Humanities student offered Fulbright to teach English abroad
Penn State Harrisburg senior interdisciplinary humanities major Cassandra Romanowski, of Marysville, has been offered a Fulbright grant to teach English in Malaysia next year. Of the program’s hundreds of applicants from across the country, she was one of only 75 who made the cut – a first-time achievement for a student at the college.
Founded in 1946, Fulbright programs are the nation’s flagship international educational exchange programs, sponsored by the Department of State’s Bureau of Educational and Cultural Affairs. The programs, which operate in more than 155 countries, offer grants to individuals for study, instruction, and research aimed at increasing mutual understanding across the globe.
“They call it ‘the academic Peace Corps’ …and the Penn State Harrisburg honors program is what really drove me to apply,” Romanowski said about her achievement.
The application process was “pretty lengthy,” including a statement of purpose, a research grant proposal, and letters of recommendation, but honors program faculty advisor Dr. Oranee Tawatnuntachai encouraged her to take on the challenge, she said.

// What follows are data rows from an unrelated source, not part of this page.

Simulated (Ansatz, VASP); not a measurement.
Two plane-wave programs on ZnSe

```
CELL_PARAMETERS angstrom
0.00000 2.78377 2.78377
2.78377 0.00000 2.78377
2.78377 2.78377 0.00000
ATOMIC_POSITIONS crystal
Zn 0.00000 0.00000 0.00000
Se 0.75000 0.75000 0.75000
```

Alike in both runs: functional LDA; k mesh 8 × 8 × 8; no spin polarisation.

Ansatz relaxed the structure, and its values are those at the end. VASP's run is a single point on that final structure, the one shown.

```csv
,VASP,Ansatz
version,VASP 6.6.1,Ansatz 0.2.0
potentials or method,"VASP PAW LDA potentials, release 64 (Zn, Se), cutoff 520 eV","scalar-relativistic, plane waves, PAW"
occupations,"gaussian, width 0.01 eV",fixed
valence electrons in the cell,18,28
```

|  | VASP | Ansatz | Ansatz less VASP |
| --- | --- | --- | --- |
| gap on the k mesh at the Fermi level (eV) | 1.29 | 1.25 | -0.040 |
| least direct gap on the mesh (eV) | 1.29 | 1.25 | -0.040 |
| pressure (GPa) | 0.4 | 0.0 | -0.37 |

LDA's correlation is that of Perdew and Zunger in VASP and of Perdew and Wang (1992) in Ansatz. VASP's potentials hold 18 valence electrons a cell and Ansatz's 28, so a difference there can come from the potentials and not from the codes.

“One of the objectives that guide our honors programs is to challenge students to become engaged in both scholarly and extracurricular activities. Many times, students do not realize their potential, but when they are shown opportunities, they produce outcomes that sometimes surprise even themselves, said Tawatnuntachai. “Cassandra is a good example. We showed her an opportunity to explore, and she took it seriously.”
And the effort paid off. In January 2014, Romanowski plans to set off for Malaysia, where she anticipates spending nearly a year teaching English to school-aged children.
During the first month of the mission, Fulbright recipients will go through an orientation process in the nation’s capital – in Romanowski's case, Kuala Lampur – to learn techniques for teaching English as a second language. Afterward, they will each be assigned a post in one of the country's rural states, where they will spend the next 10 months as teaching assistants in local schools helping children learn English.
“We are there to make [learning English] fun. We will be supplementing the students’ classroom time with activities that get them up and learning English in a fun manner – summer camp type activities.” Romanowski said of her plans.
“The benefits of cross-cultural interaction are more than reciprocal, as I plan to learn just as much, if not more, from spending time as a guest in Malaysia,” Romanowski said. “I want to invite students to identify and share not only what is different about our cultures, but also how alike we really are. I believe this promotion of intercultural friendship, despite differences, is really what the mission of the Fulbright program is about.”